Micah 7:18,19 Who is a God like you, who pardons sin and forgives the transgression of the remnant of his inheritance? You do not stay angry forever but delight to show mercy. You will again have compassion on us; you will tread our sins underfoot and hurl all our iniquities into the depths of the sea.

This has to be one of my all time favorite verses in the Bible. God had convicted me of my sinfulness by showing me my self-righteousness, pride and arrogance. The crazy thing was I didn’t even realize I was like this, until the Lord gave me a vision of how he saw me. It left me broken, because I didn’t see myself that way at all. Following my vision my brokenness was consumed with guilt. I thought how could I ever enjoy heaven with Jesus knowing how he saw me.

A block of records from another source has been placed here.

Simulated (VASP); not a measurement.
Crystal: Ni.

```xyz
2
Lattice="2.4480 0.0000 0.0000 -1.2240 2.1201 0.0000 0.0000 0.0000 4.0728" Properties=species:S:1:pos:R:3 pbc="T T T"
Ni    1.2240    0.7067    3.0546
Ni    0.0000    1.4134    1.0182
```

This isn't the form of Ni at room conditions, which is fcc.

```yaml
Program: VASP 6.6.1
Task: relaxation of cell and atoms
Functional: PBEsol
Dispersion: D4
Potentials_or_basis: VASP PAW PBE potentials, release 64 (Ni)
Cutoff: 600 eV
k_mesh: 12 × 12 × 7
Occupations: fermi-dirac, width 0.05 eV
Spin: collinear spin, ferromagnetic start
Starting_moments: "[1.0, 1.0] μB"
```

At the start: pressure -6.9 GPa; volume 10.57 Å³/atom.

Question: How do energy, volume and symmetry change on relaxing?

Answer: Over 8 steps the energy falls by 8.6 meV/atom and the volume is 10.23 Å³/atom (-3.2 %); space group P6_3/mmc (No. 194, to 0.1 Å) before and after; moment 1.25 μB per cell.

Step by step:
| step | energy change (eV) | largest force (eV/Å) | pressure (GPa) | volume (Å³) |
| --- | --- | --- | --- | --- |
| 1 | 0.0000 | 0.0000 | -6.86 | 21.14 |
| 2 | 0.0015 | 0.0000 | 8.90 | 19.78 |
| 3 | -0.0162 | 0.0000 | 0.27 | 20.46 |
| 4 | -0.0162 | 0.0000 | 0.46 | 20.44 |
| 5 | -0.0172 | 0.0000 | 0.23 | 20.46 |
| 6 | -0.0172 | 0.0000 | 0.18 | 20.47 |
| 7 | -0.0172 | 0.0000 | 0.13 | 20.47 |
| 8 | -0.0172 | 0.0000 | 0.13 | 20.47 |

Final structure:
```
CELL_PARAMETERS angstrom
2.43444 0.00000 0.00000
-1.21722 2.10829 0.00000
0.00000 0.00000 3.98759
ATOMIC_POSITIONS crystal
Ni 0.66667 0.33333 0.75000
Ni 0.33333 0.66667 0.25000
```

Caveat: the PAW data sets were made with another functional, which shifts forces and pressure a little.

When I became a Christian I had no idea of what was in the Bible. I didn’t even know the difference between the Old and New Testaments. I certainly didn’t understand the doctrine of grace. But once I did it became the joy of my salvation. Then I learned that God would purposely never bring up my sins to me again. For God, my past, present and even future sins would be under the blood of Jesus forever. For God it would be as though all my sins were cast into the depths of the sea. It was like a friend of mine that once reminded me it that it was as though God put up a no fishing sign. For me it was easier to be forgiven that it was for me to forget my sins. It was not just my sins either. It was all my regrets as well. How could I ever enjoy my salvation with them hanging over my head. Because of my lack of maturity in Christ and understanding of scripture it was a constant struggle. I didn't realize that it was no longer the Lord that was bringing them up before me, but it was Satan and the powers of darkness. They robbed me of the joy of my salvation for years. I found myself beating myself up all the time. It destroyed my faith and witness for Jesus. After all who wants to become a Christian if all you do is sit around feeling depressed and guilty. I really needed to get rid of my fishing pole, and stop bringing up all the garbage that I wanted to forget. One day I read something from A. W. Tozer wrote that opened my eyes to where I really was at. He said, “Self-derogation is bad for the reason that self must be their to derogate. Boasting is evidence that we are pleased with ourselves, belittling ourselves is that aspect that we are disappointed with ourselves. Either way we are still fixing our attention and our eyes on ourselves instead of Jesus. When I started to take my attention off of myself and on to Jesus my sorrow turned into thanksgiving and praise. Jesus had taken my sins away, and here was no longer any need to keep bringing them up. What a wonderful thing Jesus has done for us. He deserves all the praise we can give him. I needed to start remembering what he did for me on Calvary’s cross, instead of what I did to get him there.

In Matthew 27:3-5 it tells of Judas’ reaction to hearing of Jesus not defending himself and being taken to be put to death. For me it was a sad moment for a once faithful and loving disciple of Jesus that Jesus even called his friend. I think that Judas assumed that Jesus would defend himself, and thus have a reason to defeat the Romans where he would become king over not only Israel but the world. With all the power Jesus had he was more than able to defeat any army that he wanted. Now the thought that he had his friend handed over to be crucified was more than Judas was willing to live with. Scripture then tells us that he went out and hanged himself.

Praise the Lord that this story doesn’t end here, because following Jesus’ death and resurrection he descended into the abode of the dead and preached the good news of his salvation for all who would receive it. I am sure that the first hand to go up was Judas’, and I a sure that Jesus didn't stop to think about forgiving him. Peter let Jesus down and millions of us have since then. But one thing we know is that Jesus is quick to forgive us, and is just as quick to never bring them up again.

Prayer: Lord Jesus, Thank you for forgiving us of our sins, and to also never bringing them up again. You are the joy of our heart and life!